Tuesday, April 19, 2016

Tuesday Tea Time!


Hello Tuesday Tea Timers!

Northern MI has finally been kissed with a touch of true Spring weather. It's amazing the buzz of energy this brings to everybody & everything. We're eager to celebrate the warm weather & all that it brings. We've already been enjoying the usual Spring cleaning pieces of switching out our wardrobes, sweeping out the garage, putting the cushions on the patio furniture, & taking longer walks with the furbaby.

Over the past several weeks one of the biggest blessings has been people sharing their stories of life with me. The stories have spanned the ages, years, & topics. They have all been raw with life & spirit, & the sharing created sparkle.

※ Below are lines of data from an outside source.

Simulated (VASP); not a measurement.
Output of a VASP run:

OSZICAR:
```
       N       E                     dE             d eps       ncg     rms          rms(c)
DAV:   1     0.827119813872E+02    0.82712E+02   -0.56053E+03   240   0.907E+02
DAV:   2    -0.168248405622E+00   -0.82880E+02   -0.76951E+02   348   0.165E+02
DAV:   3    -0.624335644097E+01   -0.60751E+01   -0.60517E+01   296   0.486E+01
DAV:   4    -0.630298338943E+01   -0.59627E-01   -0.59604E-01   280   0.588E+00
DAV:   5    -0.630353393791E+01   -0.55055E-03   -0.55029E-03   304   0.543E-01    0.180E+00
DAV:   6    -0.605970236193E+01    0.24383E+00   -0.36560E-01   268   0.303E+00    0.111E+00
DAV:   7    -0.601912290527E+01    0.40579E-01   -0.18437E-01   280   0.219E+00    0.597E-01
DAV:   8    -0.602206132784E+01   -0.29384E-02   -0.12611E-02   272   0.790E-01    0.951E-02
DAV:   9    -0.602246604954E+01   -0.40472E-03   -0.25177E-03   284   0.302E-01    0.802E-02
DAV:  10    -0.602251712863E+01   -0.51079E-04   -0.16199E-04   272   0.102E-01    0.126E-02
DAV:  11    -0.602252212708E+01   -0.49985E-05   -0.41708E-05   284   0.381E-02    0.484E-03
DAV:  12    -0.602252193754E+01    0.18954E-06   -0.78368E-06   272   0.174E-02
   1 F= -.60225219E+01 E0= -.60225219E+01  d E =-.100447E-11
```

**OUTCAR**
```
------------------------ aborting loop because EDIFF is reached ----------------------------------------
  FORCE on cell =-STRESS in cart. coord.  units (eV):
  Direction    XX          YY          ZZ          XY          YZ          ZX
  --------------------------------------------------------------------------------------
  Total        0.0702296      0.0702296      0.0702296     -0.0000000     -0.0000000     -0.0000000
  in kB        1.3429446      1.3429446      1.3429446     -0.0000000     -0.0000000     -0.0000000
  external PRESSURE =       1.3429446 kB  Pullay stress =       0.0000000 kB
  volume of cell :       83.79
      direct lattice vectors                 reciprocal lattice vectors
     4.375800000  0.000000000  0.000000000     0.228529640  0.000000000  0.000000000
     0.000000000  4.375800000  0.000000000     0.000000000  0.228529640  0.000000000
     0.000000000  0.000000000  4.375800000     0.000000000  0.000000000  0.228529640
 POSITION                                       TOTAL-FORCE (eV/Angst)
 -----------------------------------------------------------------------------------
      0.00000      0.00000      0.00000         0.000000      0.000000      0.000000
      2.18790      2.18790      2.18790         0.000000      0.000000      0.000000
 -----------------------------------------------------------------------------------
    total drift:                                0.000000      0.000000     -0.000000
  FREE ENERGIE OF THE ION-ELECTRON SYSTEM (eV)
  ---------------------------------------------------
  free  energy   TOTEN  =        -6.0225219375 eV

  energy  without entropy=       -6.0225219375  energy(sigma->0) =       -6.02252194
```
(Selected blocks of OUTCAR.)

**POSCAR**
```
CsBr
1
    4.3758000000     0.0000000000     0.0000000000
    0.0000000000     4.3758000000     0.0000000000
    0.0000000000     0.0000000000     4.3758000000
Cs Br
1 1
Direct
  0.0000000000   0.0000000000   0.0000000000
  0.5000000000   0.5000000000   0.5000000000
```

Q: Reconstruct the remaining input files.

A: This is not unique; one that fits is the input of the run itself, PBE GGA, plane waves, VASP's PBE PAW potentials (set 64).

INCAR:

For decades it's been taboo to talk about the loss of a baby (at any stage), mental health complications, & much of life. We seem to make these taboo pieces taboo simply by not sharing our stories around them. The reality is though, even if our stories are that we don't have words to tell our stories, that is our story. There are great stories told in the silence & sighs of life, as well as in the the screams & exclamations.

My story, in just the last year or so, has been greatly impacted by the realities of a loved one living with mental health complications that have rocked our world. And if you've been following tea times recently, you know that last month I delivered our first baby extremely prematurely resulting in her death & the loss of a piece of our hearts. We are a living taboo & our stories are one in a million.

Thank you to all for sharing the deep, below the surface realities of life with me. We learn how to react & care for one another in the taboos of life, when we live through these moments together. Living through these moments with y'all near & far is a blessed time of sharing our hearts with one another.